So that got us to thinking, "What if we could replicate this kind of success on top of multiple mainframe-ish or big JEE, or big sort of traditional monolithic environments," right? So how would we actually design a reference architecture where we could have a repeatable process to build on top of that? And right now, it's mostly focused in the banking world. I have a few folks who we're working with to actually implement this, but it should look strikingly like a lot of the things that we've already discussed today. You can see a set of microservices that are handling REST transactions, but they're only communicating with the back-end through an event stream. It kind of sounds like an event-sourcing pattern, right? You have a set of utility services that are listening to the event stream and then acting upon the rest of the system, and then we're able to actually, you know, have real-time analytics, real-time, say, next best offer.

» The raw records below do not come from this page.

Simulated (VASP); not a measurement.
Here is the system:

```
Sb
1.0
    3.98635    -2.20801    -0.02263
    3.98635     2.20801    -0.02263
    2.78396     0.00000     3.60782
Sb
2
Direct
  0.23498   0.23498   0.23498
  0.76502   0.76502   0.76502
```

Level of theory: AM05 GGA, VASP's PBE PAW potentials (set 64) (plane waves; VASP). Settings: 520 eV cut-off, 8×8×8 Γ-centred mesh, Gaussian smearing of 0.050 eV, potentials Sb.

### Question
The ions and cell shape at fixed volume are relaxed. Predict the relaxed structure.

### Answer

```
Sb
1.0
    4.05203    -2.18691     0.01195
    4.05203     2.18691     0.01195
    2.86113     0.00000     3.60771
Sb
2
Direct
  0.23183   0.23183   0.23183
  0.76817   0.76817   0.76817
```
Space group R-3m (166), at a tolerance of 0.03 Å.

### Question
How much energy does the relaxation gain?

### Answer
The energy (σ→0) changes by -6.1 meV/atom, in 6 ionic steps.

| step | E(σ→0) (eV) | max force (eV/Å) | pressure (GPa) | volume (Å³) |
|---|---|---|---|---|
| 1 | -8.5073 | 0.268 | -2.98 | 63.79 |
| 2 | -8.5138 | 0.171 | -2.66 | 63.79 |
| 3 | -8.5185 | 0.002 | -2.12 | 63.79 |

So if you can imagine the real-life scenarios of this, if you're filling out a mortgage form but we can tell halfway through that you don't actually qualify for what you're filling out, we can give you something that you do qualify for and potentially keep you as a customer because we're listening to the events that are coming off of you filling out that form. Or we can have a customer service agent literally share the same screen with you because we're just capturing the down events, right? Because all of this is...you know, they're synchronous transactions as far as submitting forms, what have you, but most of it is streamed over either WebSockets or MQTT or what have you.

So a couple of other interesting things have come out of that. So it's specifically in the financial services world, but I suspect in many other places as well there's a really strong, almost religious attachment to the concept of a session, right? You need that sort of transaction integrity, right? I see laughing from the other banking guy here. It's like, "Yeah." I suspect that some of the older VPs in many banks have an altar somewhere in their house where they sacrifice to the session gods, right? But they actually have a point, right? Because you need to be able to guarantee transaction integrity, you need to be able to play it back, you need to be able to send transactions in order to regulators so that they know everything's on the up and up. There's a lot of heavyweight behind that. And frankly, that's sort of, you know, it's how a lot of the back-end business processes work. So we need to have, you know, nice double handshake asset-compliant transactions in many cases. But what does the concept of sticky sessions leave us with, with our services, with the rest of our architecture? It has a massive tradeoff, right? We find it very, very difficult to be scalable, to be distributed, to have developers work on isolated pieces, right?

So what we're doing here is a little bit different as we have this thing up at the top that we call the reactive API gateway. I've already been talking to the server-less folks about doing a little bit of integration with what they're doing. But what we care about here is, number one, that we can apply standard sort of API gateway as policies, RegEx security policies etc., to streaming connections as well as REST in a really, really lightweight way, and keep track of what customer or what node the particular set of transactions is connected to and be able to order those, play them back in order, send them out across the stream, etc., without having any concept of sticky session in the rest of the system. So we used probably one of my favorite sets of technologies that in the enterprise world they haven't got to use a whole lot. You know, I tend to be a PowerPoint engineer these days a lot and I got to actually write some error line code for the first time in like three years, and I was super happy about it.

And then my whole organization was like, "Hey, can you come up for error and actually answer our questions and do stuff?" It's like, "No, I'm coding. It's fun," right? But we wrote that in Elixir, built a lot of interesting stuff there. We're keeping track of the transactions via CRDTs so, you know, keeping them ordered, getting them tagged to a particular customer. I always like to call it a customer-centric architecture because everything's based around the customer transactions, whether it's commercial or whether it's, you know, personal commercial banking or whether it's, you know, business banking, etc.

The other interesting thing here is this re-replication system. We've sort of industrialized that a little bit so that we can get data out of the Legacy system. And oftentimes the communication pattern back with the mainframe is we'll drop...if it's queue-based we'll drop a single message on the queue and do sort of a micro-batch, or communicate with it over actually hooking into the transaction manager, which is actually fairly parallelized itself. It's just an internal communication mechanism, so we can do a couple of different things. But what that ultimately does for us is it separates out the different sort of core pieces of the back-end architecture and allows us to, you know, treat them separately, right? And when we start to pull out functionality and deliver incremental value to the business, right, when they ask for X to be done in X amount of time with different systems of record, etc., we can pull that stuff out, eventually sort of reroute away from the mainframe, and maybe three or four years down the road have the Holy Grail conversation in most traditional enterprises, which is maybe we can shut this thing off, right?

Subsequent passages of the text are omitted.